Marc's Blog

About Me

My name is Marc Brooker. I've been writing code, reading code, and living vicariously through computers for as long as I can remember. I like to build things that work. I also dabble in machining, welding, cooking and skiing.

I'm currently an engineer at Amazon Web Services (AWS) in Seattle, where I work on databases, serverless, and serverless databases. Before that, I worked on EC2 and EBS.
All opinions are my own.

Links

My Publications and Videos
@marcbrooker on Mastodon @MarcJBrooker on Twitter

Under My Thumb: Insight Behind the Rules

My left thumb is exactly 25.4mm wide.

Starting off in a new field, you hear a lot of rules of thumb. Rules for estimating things, thinking about things, and (ideally) simplifying tough decisions. When I started in Radar, I heard:

the transmitter makes up three quarters of the cost of a radar system

and when I started building computer systems, I heard a lot of things like:

hardware is free, developers are expensive

and, the ubiquitous:

premature optimization is the root of all evil.

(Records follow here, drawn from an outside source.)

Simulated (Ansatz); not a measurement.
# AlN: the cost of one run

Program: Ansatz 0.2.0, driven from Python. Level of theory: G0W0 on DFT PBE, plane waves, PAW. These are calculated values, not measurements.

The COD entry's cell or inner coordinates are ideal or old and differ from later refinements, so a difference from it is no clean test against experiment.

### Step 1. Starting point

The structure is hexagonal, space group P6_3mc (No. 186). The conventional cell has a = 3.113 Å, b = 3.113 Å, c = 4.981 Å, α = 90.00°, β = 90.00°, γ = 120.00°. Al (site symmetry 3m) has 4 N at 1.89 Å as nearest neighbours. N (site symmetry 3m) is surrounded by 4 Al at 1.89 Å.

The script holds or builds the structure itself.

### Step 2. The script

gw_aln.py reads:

None of these things are true. Some are less true than others2. Mostly, they’re so context dependent that stripping them of their context renders them meaningless. On the other hand, heuristics like this can be exceptionally valuable, saving us time reasoning things through from first principles, and allowing rapid exploration of a design space. Can we make these truisms more true, and more useful, by turning to them into frameworks for quantitative thinking?

The 5 Minute Rule

Jim Gray’s famous 5 minute rule, from 1987:

Data referenced every five minutes should be memory resident.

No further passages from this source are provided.